The meeting with the Prophetic Sage goes something like this:
- Our heroes stumble into the Lair, Hut, or Great Ruddy Castle on a Hill, usually in a rainstorm.
- An Ominous Shadow blots out the sun. Our heroes cower in terror.
- The voice of James Earl Jones booms out: WHO DARE DISTURB MY REVERIE!?
- Our heroes answer that is in fact, them.
- James Earl Jones informs them that he's going to kill them or turn them into slave minions or something.
- The Brave Pipsqueak pipes up and James is so impressed with his bravery that he backs off and shrinks down into a Charming Gentleman.
- After a bit of preliminary chit-chat, we get down to the whole business of the meeting, which is to make a Grave Prophecy.
The prophecies often go something like this:
When the winds of Wimble-Wamble
Beat upon the coasts of Yore,
Then the Moored may tremble-tramble,
Pound upon that dreadful door.
Instead of wondering what makes James Earl Jones such an authority on the winds of Wimble-Wamble, our heroes will thank him profusely and venture off into the sun, profoundly pondering what such an arcane saying could mean.
Just as Steve and Aaron are beginning to relax and enjoy themselves, an unexpected troop of goblins or orcs or malicious K'nids or giant cockroaches happens upon the sleeping adventurers, and before they know what's happened, they are taken captive. Little does anyone know that the Rugged Sidekick OR the Sturdy Stalwart was not captured. He follows the Evil Minions deep into the Shadow Realm, fending off demons at every turn, until finally he can spring his pals.
After a bit more sprinting around, here comes Strongarm Bluntaxe and his legions of Righteous Warriors, ready to clear the way for Steve to bean Lord Grunt-grunt-argh on the head with the Ashtray of Great Significance.
Everyone's worn out, they weep and hug, they all pick up chicks except the real scrawny one, and then everyone skips and dances with glee. Glee glee glee. Oh, yes, and they remember about the prophecy and then notice that the winds were indeed blowing in from Wimble-Wamble when they beaned Lord Grunt-grunt-argh with the Ashtray.
Glee.
THE END







Article comments
1 - NancyGail
Sounds like Knights of the Holy Grail
2 - Dave Nalle
The sub-category of fantasy, or more properly swords and sorcery novels, which rely on the mechanism of real-world humans transported into a fantasy world is very small and quite outdated. It had a brief resurgence in the D&D era when people started writing up their campaign worlds, but it's still not typical.
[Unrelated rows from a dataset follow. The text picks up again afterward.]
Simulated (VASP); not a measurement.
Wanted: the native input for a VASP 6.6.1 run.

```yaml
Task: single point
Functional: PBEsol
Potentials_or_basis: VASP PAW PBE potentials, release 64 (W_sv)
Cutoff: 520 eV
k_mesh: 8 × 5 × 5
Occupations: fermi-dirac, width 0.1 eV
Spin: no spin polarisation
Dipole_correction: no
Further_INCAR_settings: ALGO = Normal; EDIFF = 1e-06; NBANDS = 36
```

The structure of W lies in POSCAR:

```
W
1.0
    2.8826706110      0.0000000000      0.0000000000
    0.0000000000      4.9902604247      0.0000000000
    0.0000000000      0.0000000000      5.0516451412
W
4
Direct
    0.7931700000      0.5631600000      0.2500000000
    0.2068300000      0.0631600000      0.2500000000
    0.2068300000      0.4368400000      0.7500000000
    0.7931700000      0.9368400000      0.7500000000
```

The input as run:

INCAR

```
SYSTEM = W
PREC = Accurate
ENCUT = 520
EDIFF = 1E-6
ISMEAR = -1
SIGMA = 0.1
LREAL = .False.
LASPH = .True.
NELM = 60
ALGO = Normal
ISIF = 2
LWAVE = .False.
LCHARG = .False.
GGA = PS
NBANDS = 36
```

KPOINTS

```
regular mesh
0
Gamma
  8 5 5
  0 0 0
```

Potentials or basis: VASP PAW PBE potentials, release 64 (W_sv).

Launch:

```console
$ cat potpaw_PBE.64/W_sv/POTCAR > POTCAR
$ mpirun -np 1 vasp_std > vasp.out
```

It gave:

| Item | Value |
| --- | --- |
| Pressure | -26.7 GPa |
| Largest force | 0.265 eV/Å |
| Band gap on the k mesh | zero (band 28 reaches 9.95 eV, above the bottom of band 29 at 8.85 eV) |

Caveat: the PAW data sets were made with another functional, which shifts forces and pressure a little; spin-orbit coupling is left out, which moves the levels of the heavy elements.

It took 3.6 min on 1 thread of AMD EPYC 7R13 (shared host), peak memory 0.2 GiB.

There ARE some great novels in that genre, of course - Warlords of Mars, The Compleat Enchanter, Glory Road, Chronicles of Narnia - but they are really the exception rather than the rule. The best heroic fantasy or swords and sorcery starts with a coherent, self-contained world which doesn't require reference to the mundane world or the involvement of a real world main character - that's really a sort of cheap trick for poor writers.
Imagine if Lord of the Rings had been told from the perspective of a 16 year old D&D player who appeared in Middle Earth and discovered he had magical powers just like gandalf. Sort of takes the wind right out of the sails.
Dave
3 - Steve S
Book 2: Since it was Steve who beaned the evil grunt-grunt on the head and saved the day, he now gets to be King of all the Land.
A just ruler, he harbored no ill will about the fact that since he began his quest to defeat the evil Lord, nobody believed in him, nobody even believed in the evil Lord, they called Steve nuts for believing in his quest, but he presevered. Proved all those beyotches wrong. What a King.
4 - Leoniceno
Dave: the part about them being from the real world isn't really necessary to the rest of it. I'm not really criticizing Lord of the Rings, I'm criticizing all those knock-offs of Lord of the Rings.
5 - parker
LOL. Yes, you summed it up nicely. How do you feel about speculative fiction works? I guess they are fantasy without the quest format.
6 - bhw
Great post!
My husband just finished reading The Hobbit to our daughter. Every once in a while, I hear her say something about Thorin Oakenshield, and now I'm going to have a hard time not thinking about old Strongarm Bluntaxe when she does!